How should we deal with young people – they are the most likely to commit crime, but very unlikely to be given a break simply because they are young.
Under 18 year olds who get into trouble with the law are dealt with differently to adults, worldwide – both the law to which they are subject and their prisons should be specially designed for children. But when a child reaches their 18th birthday in England and Wales, they are suddenly plunged into an adult system. This “cliff-edge” no longer seems just. We now know that the brain does not mature until the age of 25 (on average) – before then many young people are as impulsive and as poor at making decisions as children.
So why then do we treat young adults (18-25) who commit crime more-or-less the same as other adults? Other countries have a more sophisticated approach. Germany and the Netherlands allow young adults who are immature, to be tried and sentenced under youth justice law. But here, age and/or lack of maturity is only a mitigating factor. And it only mitigates the sentence if advocates suggest it should, and if the judge accepts the argument. Whether or not a sentence is reduced in recognition of a defendant’s maturity, the punishment someone receives if they committed a crime on their eighteenth birthday is likely to be much tougher than if they had been convicted when 17. Mitigation can only mitigate, and all sentencers are nowadays under pressure to follow sentencing guidelines.
A new report from the Howard League for T2A suggests that sentencing guidelines themselves need to be changed if young adults who get in trouble with the law are ever to get the right sanction. The Howard League analysed 174 court judgments in cases involving young adults, focusing on how judges considered the concept of maturity. They looked at 118 recent sentence appeals; 33 Attorney General references; and 23 minimum term reviews.

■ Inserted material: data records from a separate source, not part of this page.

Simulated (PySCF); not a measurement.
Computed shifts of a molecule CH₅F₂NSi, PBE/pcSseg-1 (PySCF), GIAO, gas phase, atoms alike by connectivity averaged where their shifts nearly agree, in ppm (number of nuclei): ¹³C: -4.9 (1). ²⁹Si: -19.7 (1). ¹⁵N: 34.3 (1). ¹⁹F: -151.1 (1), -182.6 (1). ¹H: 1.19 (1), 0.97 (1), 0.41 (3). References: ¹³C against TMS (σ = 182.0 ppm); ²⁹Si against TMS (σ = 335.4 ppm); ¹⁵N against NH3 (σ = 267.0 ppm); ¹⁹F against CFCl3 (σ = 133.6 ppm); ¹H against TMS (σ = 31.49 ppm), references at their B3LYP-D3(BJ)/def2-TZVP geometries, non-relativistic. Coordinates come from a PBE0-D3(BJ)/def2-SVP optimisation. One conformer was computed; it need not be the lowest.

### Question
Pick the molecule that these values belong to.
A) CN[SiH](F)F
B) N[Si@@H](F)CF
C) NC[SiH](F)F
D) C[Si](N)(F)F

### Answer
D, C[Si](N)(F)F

The charity’s research found that, in almost half of all the sentence appeal cases, neither age nor maturity was considered and that, in general “the inclusion of age and/or lack of maturity in Sentencing Council guidance had not made a significant difference as to whether or not maturity was considered”.
This is depressing stuff but not entirely surprising. Advocates and judges get no specific training in dealing with young adults, or in how to make an assessment of maturity. Probation officers get some training, but many (most?) sentences do not involve a pre-sentence report, so unless the advocates are very well versed in their sentencing mitigation, immaturity is unlikely to be brought up in court at all. And if the defendant is unrepresented (as are 25% in the magistrates’ courts and 7% in the Crown), they will probably not be aware of the sentencing guidelines, let alone able to argue for their own immaturity.
So despite the fact that some senior judges recognise the eighteenth birthday should not be a “cliff edge”, and sentence accordingly, it is likely that most 18-25 year olds in most courts are treated the same as older adults.
The argument to treat 18-25 year olds with convictions differently has been rumbling on for a long time. As with many other causes in criminal justice (the age of criminal responsibility, the need to recognise that women with convictions have different needs, the reform of criminal records), the experts agree, but we have not yet persuaded enough politicians, judges and opinion-formers of our point of view.
As a first step, it would be great if lawyers, judges and magistrates were trained in why young adults should be treated differently from other adults. Only when they really understand and buy in to the rationale, will behaviour change.